Friday, July 17, 2009

 

New EU Tory Leader “Essentially A Fascist” Says Tory MEP

There are some “F-words” that you hesitate to use in politics for fear of offence, but David Cameron’s new European Parliament Conservative Group, bodged together with sticky tape and suspicious armbands, has already had a rebellion, an expulsion and a putsch. Much more of this f-wording about and they’ll be completely F– ascisted. Newly re-elected, newly expelled Tory MEP Edward McMillan-Scott described the Polish extremist who seized the Group’s Leadership as “essentially a fascist,” and on last night’s PM programme, you can hear what the Conservative Leader said about “fags” that made one of his staff exclaim, “Oh my God!”

I’ve often criticised David Cameron for not having the honesty to make any policy commitments, merely asking people to vote for… Something that he hasn’t thought of yet. The Liberal Democrats make it clear what we’re offering, but Mr Cameron has been desperate to avoid doing any such thing. And, this week, it’s hard not to have some sympathy with his approach. In the three and a half years since he stood to become Conservative Leader, Mr Cameron has made a whopping two cast-iron unbreakable commitments, and both of them are causing him terrible difficulties. At home, he’s absolutely committed to one policy, one tax cut… But unlike the Liberal Democrat commitment to close loopholes on the ultra-rich and raise green taxes in order to raise allowances, helping those on middle incomes and taking millions of the lowest-paid out of tax altogether, Mr Cameron’s one tax pledge is to slash the inheritance tax paid by millionaires (even Ken Clarke, a man who knows his populism and his political poison, was forced to apologise for trying to back down on that). Unsurprisingly, now all of us non-millionaires are finding it harder than ever to make ends meet, Mr Cameron and his millionaires’ club are taking a lot of flak for getting their priorities greedily wrong.

Even that out of touch, self-serving tax disaster seems like wisdom, however, when measured against Mr Cameron’s one other promise – made when he was struggling for the more extreme voters in the Conservative Leadership race – to leave the largest, most influential group in the European Parliament and set up a ‘Billy No-Mates’ sect of their own. Not only has this alienated all the major centre-right governments in Europe – the ones Mr Cameron would have to work with should he be elected – and relegated the British Conservative MEPs from the largest part of the most powerful group, able to get things done, to a tiny squeak at the sidelines (dropping instantly from the biggest Group to the, er, fifth-biggest, and shrinking), but several of their new bedfellows are extremists of the most disgusting kind. And, to cap it all, on the new group’s very first day together in the Parliament, it was already straining at the seams. Was it worth it?

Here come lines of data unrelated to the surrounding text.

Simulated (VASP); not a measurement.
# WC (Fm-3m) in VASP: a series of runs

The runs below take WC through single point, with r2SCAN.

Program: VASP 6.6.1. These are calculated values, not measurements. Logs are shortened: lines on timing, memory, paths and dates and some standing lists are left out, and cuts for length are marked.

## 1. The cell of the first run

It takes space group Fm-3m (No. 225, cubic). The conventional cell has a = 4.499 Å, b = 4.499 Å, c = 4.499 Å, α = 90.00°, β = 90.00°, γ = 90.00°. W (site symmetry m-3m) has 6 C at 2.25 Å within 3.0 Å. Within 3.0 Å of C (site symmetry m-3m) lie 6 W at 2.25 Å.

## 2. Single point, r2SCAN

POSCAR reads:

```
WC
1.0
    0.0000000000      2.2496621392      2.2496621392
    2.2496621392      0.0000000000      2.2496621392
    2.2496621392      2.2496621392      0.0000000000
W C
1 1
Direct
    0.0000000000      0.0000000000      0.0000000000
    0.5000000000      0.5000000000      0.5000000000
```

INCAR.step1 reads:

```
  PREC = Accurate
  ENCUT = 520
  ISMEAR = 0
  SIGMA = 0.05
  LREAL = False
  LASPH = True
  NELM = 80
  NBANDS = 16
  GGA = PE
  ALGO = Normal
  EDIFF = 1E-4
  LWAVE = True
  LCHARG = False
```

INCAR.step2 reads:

Conservatives Held To Ransom By “Essentially Fascist” Fruitcakes

The big problem is that the “European Conservatives and Reformists Group” is made up of only 55 MEPs from eight countries, only just enough to qualify as a “Group” within European Parliament rules – by contrast, the major players that can actually get things done, the European Socialists, the European Liberals and the European People’s Party that the Conservatives have just flounced away from all each have between two and four times as many MEPs, from three times as many countries. This isn’t just a matter of voting strength and influence, though obviously that’s important: the unfortunate fact for Mr Cameron is that if one or two MEPs from the ‘wrong’ country drop out, he suddenly ceases to have a Group at all.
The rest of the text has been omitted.